Fauna & Flora International, together with Practical Action Consulting, and the University of Cambridge's Department of Geography and the Centre for Social Innovation at the Judge Business School, recently published two key outputs from the EXCITED project. This action learning partnership ran from October 2015 to March 2017 and was funded through the Cambridge Conservation Initiative Collaborative Fund with support from Arcadia. The published outputs are a Learning Brief that captures reflections from early experiences in using a Participatory Market System Development approach as part of a conservation strategy, and a Market System Selection Tool that provides guidance on how to identify which market systems have the most potential to make positive contributions to both livelihoods and biodiversity.

Over the years, conservation organizations have made significant investments in alternative livelihoods to try to compensate people for restricted access to natural resources and/or to incentivise behavioural changes to reduce threats to biodiversity. However, rigorous evidence for positive impact on both well-being and biodiversity is lacking. Anecdotal information indicates interventions are often poorly targeted, lack understanding of the dynamic complexity of rural livelihoods, and put vulnerable communities at risk. Such efforts are also often small scale, providing short-term inputs and services that act as subsidies, distorting markets, and resulting in any well-being benefits failing to endure once the project has ended. The rationale for the links between a project's livelihoods interventions and intended conservation impacts is often weak, and poorly understood by stakeholders. To address the latter issue, conservation projects frequently target handicraft or eco-friendly niche markets. However, in such markets supply often exceeds demand, or poor, marginalized producers face high barriers to entry (such as requirements for complex and/or costly independent certification to international standards).

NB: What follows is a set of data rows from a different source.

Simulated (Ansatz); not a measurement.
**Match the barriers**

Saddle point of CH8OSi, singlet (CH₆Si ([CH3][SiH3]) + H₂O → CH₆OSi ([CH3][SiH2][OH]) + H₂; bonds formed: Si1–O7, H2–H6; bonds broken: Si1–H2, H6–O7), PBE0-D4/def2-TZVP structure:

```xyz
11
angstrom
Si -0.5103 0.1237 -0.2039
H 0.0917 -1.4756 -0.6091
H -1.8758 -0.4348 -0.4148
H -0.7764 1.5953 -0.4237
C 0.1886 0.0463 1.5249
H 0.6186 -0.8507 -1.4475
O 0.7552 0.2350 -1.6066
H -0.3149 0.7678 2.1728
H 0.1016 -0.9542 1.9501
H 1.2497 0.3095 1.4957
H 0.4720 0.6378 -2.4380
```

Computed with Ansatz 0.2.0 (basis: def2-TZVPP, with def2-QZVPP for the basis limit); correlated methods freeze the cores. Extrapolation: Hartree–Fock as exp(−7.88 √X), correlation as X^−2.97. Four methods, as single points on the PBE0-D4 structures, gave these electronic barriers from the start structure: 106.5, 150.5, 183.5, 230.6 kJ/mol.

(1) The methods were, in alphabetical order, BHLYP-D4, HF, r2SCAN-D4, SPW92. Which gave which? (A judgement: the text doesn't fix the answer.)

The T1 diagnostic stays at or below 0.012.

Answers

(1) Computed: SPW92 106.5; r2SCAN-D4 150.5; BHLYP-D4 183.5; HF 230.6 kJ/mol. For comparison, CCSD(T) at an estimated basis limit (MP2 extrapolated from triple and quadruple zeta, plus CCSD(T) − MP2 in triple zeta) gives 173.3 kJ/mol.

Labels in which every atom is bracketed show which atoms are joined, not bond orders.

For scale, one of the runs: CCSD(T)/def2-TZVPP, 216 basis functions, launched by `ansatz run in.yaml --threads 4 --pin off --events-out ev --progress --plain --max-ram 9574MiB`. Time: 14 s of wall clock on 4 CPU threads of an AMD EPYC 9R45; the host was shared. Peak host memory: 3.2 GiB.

To date, little attention has been paid to taking a market systems approach to benefit both livelihoods and biodiversity. Through action learning and peer exchange, the EXCITED project has sought to break new ground by taking such an approach, combining the skills and expertise of a biodiversity conservation organization, an international development agency and academia.

Participatory Market System Development is about facilitating transformations in market systems to make them more sustainable, efficient, inclusive and equitable. In this approach a market system comprises the chain of actors that trade a particular product or service, the supporting markets that provide the chain with inputs and services, and the enabling environment of rules and norms that shape the way the chain functions. In an economic development context, this transformation aims to have positive impacts for a large number of poor or otherwise marginalized people. In a conservation context, the scale of impact could be measured by the number of hectares of land or sea of high conservation value under sustainable management, or by how important the conservation target is, regardless of its size. For example, the EXCITED project aims to facilitate the emergence of sustainable business models for communities to sustainably exploit non-timber forest products in high conservation value forest landscapes. In this way, incentives are created for the communities, buyers and government agents to use forest resources sustainably and conserve biodiversity.

Although it is too early yet to see biodiversity and well-being impacts at the pilot sites, this collaboration has enabled partners to build the capacity of their own staff and local partners, and of a number of MBA students, to take a more systemic approach to linking livelihoods and conservation. We hope that by sharing project outputs more widely, other conservation organizations and the communities they work with will also benefit from our learning.